The Independent National Electoral Commission says it will use devices to track campaign expenses of political parties for the 2019 general elections.
The Chairman of the commission, Prof. Mahmood Yakubu, who stated this, also warned incumbent elected public office holders against using state resources to fund campaigns.
“Another interesting area of campaign finance spending to watch out for is the use of state administrative resources by incumbents, particularly now that the campaigns have kicked off. Section 100 (2) of the Electoral Act provides that state apparatus shall not be employed to the advantage or disadvantage of any political party or candidate at any election,” Yakubu stated.
According to him, the commission has also reviewed and redesigned its campaign finance tracking and reporting forms that will be used by parties, candidates and observers.
The INEC Chairman, represented by the commission’s National Commissioner, Prof. Anthonia Okoosi-Simbine, stated these in Abuja during a stakeholders’ roundtable with the theme, ‘2019 elections – Political corruption and other emerging issues.’
The programme was organised by a coalition of 400 civil rights organisations, Transition Monitoring Groups and two non-governmental organisations: Voice to the People and Hope Givers.
The Chairperson of TMG, Dr Abiola Akiyode-Afolabi, said the roundtable was convened to seek input from experts on how to ensure free, fair and credible elections in 2019.
“Experiences from the off-cycle elections have shown widespread manifestation of political corruption, possibilities of widespread electoral violence, vote-buying and voter inducement. The implication or impact of vote-buying on Nigeria’s maturing democracy is well traversed.
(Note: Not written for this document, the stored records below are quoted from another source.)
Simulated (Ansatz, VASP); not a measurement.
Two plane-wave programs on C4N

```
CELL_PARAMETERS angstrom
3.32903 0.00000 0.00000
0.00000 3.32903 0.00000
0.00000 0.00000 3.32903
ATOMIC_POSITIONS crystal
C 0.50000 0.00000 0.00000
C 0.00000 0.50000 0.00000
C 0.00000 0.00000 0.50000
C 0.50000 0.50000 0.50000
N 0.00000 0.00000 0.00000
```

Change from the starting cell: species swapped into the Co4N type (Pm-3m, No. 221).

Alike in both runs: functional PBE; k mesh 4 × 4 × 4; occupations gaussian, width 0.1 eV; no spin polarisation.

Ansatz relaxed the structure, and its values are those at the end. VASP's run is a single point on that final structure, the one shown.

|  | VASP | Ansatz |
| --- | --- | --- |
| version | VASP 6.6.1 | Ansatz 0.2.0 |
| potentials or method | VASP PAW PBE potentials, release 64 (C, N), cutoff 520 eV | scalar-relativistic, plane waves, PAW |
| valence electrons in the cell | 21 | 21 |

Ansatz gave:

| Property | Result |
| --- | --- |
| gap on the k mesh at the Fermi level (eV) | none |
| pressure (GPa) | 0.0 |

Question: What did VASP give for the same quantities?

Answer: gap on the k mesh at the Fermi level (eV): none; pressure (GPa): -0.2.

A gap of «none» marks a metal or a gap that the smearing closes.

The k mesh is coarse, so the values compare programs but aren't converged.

“Through this consultation, TMG has developed people’s charter across the 36 states with the aim of using same to make demands of political party candidates to promote accountability during and after elections.”
In his paper titled ‘2019 Elections – Electoral violence and other security concerns’, a professor of African History, Peace and Conflict Studies at the University of Ibadan, Isaac Olawale Albert, warned, “Nigeria could go ablaze in 2019 if we allow things to get worse.”
He said, “Electoral violence and other security concerns are not only physical but also psychological and structural. People run to their villages during elections largely because of the fear already generated by those in charge of the elections. That is psychological violence; they run because they know that the structure of the society is already compromised by certain things around them. They use what they see now to predict what could happen tomorrow.
“What we saw in Ekiti, Osun, and Rivers states suggest we have obvious problems. We need to acknowledge these problems here and discuss them rather than keep living in denial. The present structure of the Nigerian society requires that we are more careful with the 2019 elections; the country could go ablaze if we allow things to get worse.”
At the event, the Inspector-General of Police, Ibrahim Idris, represented by the Commissioner of Police (Federal Operations), Kenneth Ebrison, said the police would deploy undercover operatives to infiltrate the rank and file of political parties and their associates in order to frustrate vote-buying in the 2019 general elections.
He said, “We have reviewed the development and as a result redesigned the campaign finance tracking and reporting forms that will be used by political parties, candidates and monitors, essentially splitting the forms to make them less wieldy and cumbersome to complete.
“This we will do by liaising with candidates and party campaign offices and organisations to deliver the format forms for reporting campaign finances (income and expenditure) and tracking of visible campaign finances of purposively selected political parties and respective governorship and presidential candidates.”
The IGP listed potential threats to the 2019 polls as vote-buying, threat by militant groups, rigging, acts of thuggery, flashpoints of electoral violence, ballot box snatching and small arms and light weapons.
Idris added, “Also, threat analysis carried out will ensure that tactical intelligence response and technical unit personnel will be deployed in all the six geopolitical zones and state commands before the commencement of the elections. This is anchored on the establishment of standard operations procedure and security arrangements for a secure, free and fair 2019 general elections.”